There is still a programme next week-series finishes then

This has happened ever year since the series started in the last century-looking at it logically would you say what you will be doing be compulsive viewing?



This is a question that is asked every year, I appreciate the production crew may want a break but I would like to see them come back in February.

I also think we could have half hour slots of all the gardens they have visited this year. I am sure other posters could think of some other specials that they would like to see.

Yakram, couldn't agree more with you. Gardening programmes are popular and wanted. How can we get the message across to the tv programme producers? All year round gardening programmes, is that too much to ask for? Wonder if Daniel Haynes can present a case for us?

Verdun-this site has little to do with Gardeners World TV-you need to contact the BBC direct

Monty Don has filmed a series on French Gardens that is due to be shown at some point-there maybe other garden shows that we don't know about and there is usually a GW at Christmas



A dream I know but hour long in season, half  an hour inwinter, with ideas about planning gardens, re-cap etc


sotongeoff wrote (see)

There is still a programme next week-series finishes then

This has happened ever year since the series started in the last century-looking at it logically would you say what you will be doing be compulsive viewing? 

Gardeners are always looking forward.

Lord Reith envisaged television as a tool to educate and inform throughout the year.  The world of horticulture is worried that amateur gardeners have either forgotten, or do not know, that the autumn period is best for planting shrubs, etc and the winter period is best for garden projects to make the garden look stunning in the spring, summer and autumn.  Whilst gardening in these periods may not be riveting, the work is essential for good results the following year, and the only gardening programme hibernating over these important months does not help those who wish to know how to garden properly.  

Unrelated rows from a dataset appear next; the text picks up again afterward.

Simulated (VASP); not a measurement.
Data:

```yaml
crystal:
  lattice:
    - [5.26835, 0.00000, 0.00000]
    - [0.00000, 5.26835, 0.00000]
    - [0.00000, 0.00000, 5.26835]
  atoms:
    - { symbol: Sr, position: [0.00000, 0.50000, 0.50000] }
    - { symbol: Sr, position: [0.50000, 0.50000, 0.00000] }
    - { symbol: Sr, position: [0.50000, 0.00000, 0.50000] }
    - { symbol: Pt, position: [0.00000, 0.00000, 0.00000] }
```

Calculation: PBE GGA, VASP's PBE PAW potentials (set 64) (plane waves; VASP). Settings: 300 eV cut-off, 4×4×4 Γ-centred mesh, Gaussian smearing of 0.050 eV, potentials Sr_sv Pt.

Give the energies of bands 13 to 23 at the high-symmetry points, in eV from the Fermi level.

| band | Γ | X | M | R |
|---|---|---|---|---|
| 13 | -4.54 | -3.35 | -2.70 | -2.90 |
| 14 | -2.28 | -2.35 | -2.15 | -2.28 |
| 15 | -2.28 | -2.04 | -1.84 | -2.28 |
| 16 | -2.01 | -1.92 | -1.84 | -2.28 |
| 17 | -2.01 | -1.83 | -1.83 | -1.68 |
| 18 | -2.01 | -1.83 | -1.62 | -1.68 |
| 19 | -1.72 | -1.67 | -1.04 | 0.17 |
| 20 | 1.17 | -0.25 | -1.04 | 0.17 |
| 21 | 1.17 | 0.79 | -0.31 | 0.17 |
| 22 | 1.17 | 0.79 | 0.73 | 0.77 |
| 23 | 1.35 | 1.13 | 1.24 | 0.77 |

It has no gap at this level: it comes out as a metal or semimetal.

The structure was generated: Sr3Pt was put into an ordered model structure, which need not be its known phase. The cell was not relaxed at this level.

There is still the rather quaint GQT on Radio 4

I have noticed that the tv planner shows that although next week is the last GW as such it doesn't disappear there must be something following at 8.30 on Fridays -probably some specials.


almost every visit up the allotment in the last good few weeks iv been on mi tod, nobody in sight and iv come to  love it, iv named the allotment as a 2 allotment,, it seems a lot of people agree? they find it 2wet ,2hot,2cold,2busy,2hard, they really don't know what there missing ,Wellies on, mug of coffee, sat in front of mi little pond planning  for next year, nature allover the place,absolute heaven,   but must get some welly inserts my feet are starting to feel the cold a bit even with mi thermal socks  on, so good luck all and as i speak the suns gone and rain has arrived

good luck all


flowering rose

you are right,gardening in winter may not be that exciting,but its lovely to get out and sweep the leaves ,mess about tiding up the shed and general things,to feel the seasons,the cold hands with a hot mug of tea ,always something to do or plan.

Caz W

Alan & Rose - I quite agree and the best thing of all is that you have to stop and come in around 4 when it starts getting dark .

chilli lover

Caz/Rose - just come in myself for a nice cup of tea! After the last 2 weekends away I have spent an hour today bringing in most of the remaining tomatoes from he greenhouse, emptying pots and about 4 hours raking leaves. I have loved it!

Yakram - sound words. I pine for gardening programmes in winter.

David K wrote (see)

Can't see that there's much to miss really (except Nigel, maybe) know all about putting your leaves in a chicken-wire enclosure, or a plastic bag by now and putting them on a solid path and running over them with your Honda.....Not to mention that priceless annual about using two pieces of wood to lift them - he must think we're still walking around in a loin cloth, with a club in our hands.

I'll certainly not miss him propelling his wheelbarrow around, every Friday!

And that is the problem David with the programme if advice gets repeated -rather like the annual lawn spiking and dressing exercise-that we seem to have been spared this year-we say oh no that again- whereas new gardeners go- crikey that is a great idea I wouldn't have thought of that-bits of wood, using the mower as a vacuum,bagging leaves -simple thanks Monty-

-the usual you can't please etc.................


At least we know that Nigel is alright now after his accident last month,  he's such a love and I miss him already,  hopefully by the time the programme comes back in the spring he will be 100%.

Gary Hobson

I almost fell asleep watching this week's GW. Most of us have seen gathering leaves countless times. Though complete novices may have found this informative.

The title of the thread uses the word Hibernation.

That's what nature does. Nature shuts down for Winter. Gardeners who are gardening with nature will want to do the same.

There are of course some people who want to fight nature. They are determined to keep busy at all costs, and blindly fool themselves into thinking that this is the most exciting time of the gardening year.

Just look at some of the propsals listed in the first topic - 'making plans, organising crop rotation, ordering seeds'. Those are desk jobs. That's not real gardening. You might as well sit inside by a warm fire, playing FarmVille on your computer.

Personally, I don't want to see a series of 20 programs about gathering leaves and shifting snow.


Georg, I was bored too with GW last week. Prob nostalgia....sure it is...but Geoff Hamilton used to "inspire" me with his enthusiasm, his attention to PLANTS, his ideas,etc. I would like a gardening programme for those of us with a bit more than basic knowledge, plant associations, info about new plants, etc. Garden newbies will still find such a programme interesting I think
flowering rose

now that's so cruel,baked hedgehog is full of needles,I think as you pick up the rubbish and feel if there is a lump that might be a rat or hedgehog,I think you ll find the rat will bite and squeal and the hedgehog  might just yawn.alternately you could start with a small pile and chuck stuff on top that you have checked,that way you can have fun with the bonfire  with a nice warm mug of soup to keep you going.